March 11, 2007

No closer ally in South America

President George W. Bush visited Colombia on Sunday to show support to his closest ally in South America as it fights a decades-old insurgency and drug war supported in part by billions of dollars in U.S. aid.
Bush was the first U.S. president to visit Bogota in 25 years and meets Colombian President Alvaro Uribe at the midpoint of a weeklong, five-nation Latin America tour shadowed by his leftist nemesis, Venezuelan President Hugo Chavez.
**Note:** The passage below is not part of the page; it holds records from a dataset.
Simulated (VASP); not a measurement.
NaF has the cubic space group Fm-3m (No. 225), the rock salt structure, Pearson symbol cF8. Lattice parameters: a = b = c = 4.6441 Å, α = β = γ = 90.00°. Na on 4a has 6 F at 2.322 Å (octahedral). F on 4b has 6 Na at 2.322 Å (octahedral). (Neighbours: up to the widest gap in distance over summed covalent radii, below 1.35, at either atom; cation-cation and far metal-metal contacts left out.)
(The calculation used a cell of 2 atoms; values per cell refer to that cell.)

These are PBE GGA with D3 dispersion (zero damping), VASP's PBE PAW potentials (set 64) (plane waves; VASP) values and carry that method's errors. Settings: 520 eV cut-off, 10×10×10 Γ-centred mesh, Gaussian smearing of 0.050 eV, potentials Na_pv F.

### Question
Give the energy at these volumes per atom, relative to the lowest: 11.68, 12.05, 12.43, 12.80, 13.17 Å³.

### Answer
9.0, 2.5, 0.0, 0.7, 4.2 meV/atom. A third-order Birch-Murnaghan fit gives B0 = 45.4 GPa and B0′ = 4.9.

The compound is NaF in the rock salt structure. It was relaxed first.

But security concerns meant Bush was to be in the Colombian capital for only about seven hours, and a growing Colombian political scandal could complicate their meetings.
Worried about Chavez's growing anti-U.S. influence, Bush is seeking to improve relations with leaders of the right and moderate left in Latin America, where the Iraq war and U.S. trade and immigration policy have made him deeply unpopular.
Although Bush has been to Colombia before, he will be the first president to visit the capital since Ronald Reagan in 1982, a decision meant to highlight security improvements under Uribe, the most U.S.-friendly leader in the region.
But the White House was not confident enough to let Bush stay there overnight. The national police chief has said leftist rebels plan attacks during his trip, and a massive security effort has been mounted to keep him safe.
He will spend most of his stopover cloistered in Bogota's Narino Palace, one of Colombia's most heavily guarded sites.
The George W. Bush administration has no closer ally in South America than Colombia, the recipient of more than $4 billion in American aid this decade to combat drug trafficking and guerrilla insurgencies. But a widening scandal tying paramilitary death squads and drug traffickers to close supporters of President Álvaro Uribe clouded Bush's brief visit here on Sunday.
Since the scandal worsened in recent weeks, Democrats in Congress have increased their scrutiny of two important measures before them: a broad trade agreement with Colombia that has already been signed by Bush and Uribe, and a request from the administration for a new $3.9 billion aid package for the country.

Claims of human rights abuses by political allies of Uribe, including the use of information from the executive branch's intelligence service to assassinate union organizers and university professors, have already resulted in the arrest of Jorge Noguera, a former chief of the Colombian secret police who was awarded that job after working on the president's campaign.